Parallel Query Execution
The Parallel Query Execution feature optimizes the execution of large queries accessing tables with many rows by parallelizing their processing.
When enabled, Optimizer v3
identifies opportunities to parallelize query execution.
The optimizer begins by analyzing accesses to large tables that can be fragmented and dynamically generates both a parallel and single-threaded query plan.
The optimizer then selects the plan with the lowest cost, which may result in parallelizing the entire query or only parts of it.

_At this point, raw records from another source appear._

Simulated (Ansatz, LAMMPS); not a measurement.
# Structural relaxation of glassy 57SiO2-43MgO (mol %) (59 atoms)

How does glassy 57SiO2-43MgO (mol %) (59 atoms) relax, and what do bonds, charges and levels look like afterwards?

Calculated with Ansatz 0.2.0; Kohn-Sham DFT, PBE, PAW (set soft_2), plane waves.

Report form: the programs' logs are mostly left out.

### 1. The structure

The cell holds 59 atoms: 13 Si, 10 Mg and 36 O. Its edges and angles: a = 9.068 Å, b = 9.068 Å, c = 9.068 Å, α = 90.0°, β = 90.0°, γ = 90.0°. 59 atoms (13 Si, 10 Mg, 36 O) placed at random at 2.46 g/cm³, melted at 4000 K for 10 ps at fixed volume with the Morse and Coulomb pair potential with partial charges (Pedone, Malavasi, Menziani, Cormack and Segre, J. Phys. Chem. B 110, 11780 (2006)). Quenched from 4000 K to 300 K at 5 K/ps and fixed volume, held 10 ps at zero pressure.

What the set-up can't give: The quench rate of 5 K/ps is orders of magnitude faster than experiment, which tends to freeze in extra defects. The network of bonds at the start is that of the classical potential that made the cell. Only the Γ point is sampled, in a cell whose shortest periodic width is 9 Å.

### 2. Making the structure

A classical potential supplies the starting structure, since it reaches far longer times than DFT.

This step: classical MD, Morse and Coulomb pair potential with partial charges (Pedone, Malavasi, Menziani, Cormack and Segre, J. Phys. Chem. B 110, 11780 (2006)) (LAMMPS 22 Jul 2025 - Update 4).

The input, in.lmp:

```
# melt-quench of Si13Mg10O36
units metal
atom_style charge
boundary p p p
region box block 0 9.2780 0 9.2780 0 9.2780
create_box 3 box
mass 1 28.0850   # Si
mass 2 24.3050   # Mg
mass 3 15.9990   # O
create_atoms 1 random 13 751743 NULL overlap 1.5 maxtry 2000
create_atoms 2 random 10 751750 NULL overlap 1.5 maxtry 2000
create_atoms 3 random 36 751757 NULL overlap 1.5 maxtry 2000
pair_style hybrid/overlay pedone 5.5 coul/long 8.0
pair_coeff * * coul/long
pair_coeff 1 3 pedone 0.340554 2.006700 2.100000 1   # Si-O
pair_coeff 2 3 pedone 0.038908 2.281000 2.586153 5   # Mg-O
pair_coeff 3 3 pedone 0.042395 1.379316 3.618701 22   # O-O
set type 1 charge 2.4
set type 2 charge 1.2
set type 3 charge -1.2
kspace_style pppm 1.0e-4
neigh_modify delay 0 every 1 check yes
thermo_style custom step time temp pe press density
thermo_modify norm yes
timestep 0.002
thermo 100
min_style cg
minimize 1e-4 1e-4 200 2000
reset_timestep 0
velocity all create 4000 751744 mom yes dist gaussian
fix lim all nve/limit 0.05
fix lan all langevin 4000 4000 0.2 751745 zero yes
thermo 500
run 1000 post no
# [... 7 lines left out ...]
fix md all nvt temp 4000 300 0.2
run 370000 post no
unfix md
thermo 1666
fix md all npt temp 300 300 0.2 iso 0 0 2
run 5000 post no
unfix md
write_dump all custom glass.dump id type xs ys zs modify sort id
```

The query is logically partitioned and then executed in parallel by workers, which produce intermediate results. These results are then aggregated by the main thread, also referred to as the query coordinator. Queries can be processed using multiple workers on a single Transaction Engine (TE).
Configuration
Parallel query execution is enabled by default. Parallel query execution may be configured during TE startup in two ways:
-
The degree of parallelization can be adjusted by changing the
parallel-execution-max-threads
database option. A value of 1 will disable parallel execution. -
The minimum number of rows estimated to be scanned before we will consider parallel execution can be adjusted by changing the
parallel-execution-min-rows
database option. Increasing the value will reduce the usage of parallel execution.
We recommend using the default values. If the configuration is changed, it is recommended to apply the same configuration to all TEs.
Example
Use the EXPLAIN statement to check whether a query will use parallel execution.
Alternatively, query the SYSTEM.LASTSTATEMENT
table and inspect the ISPARALLELQUERY
column to verify if the last executed query used parallel execution.
The SYSTEM.LASTPARALLELSTATEMENT
table provides statistics for the last parallel statement executed by the current client.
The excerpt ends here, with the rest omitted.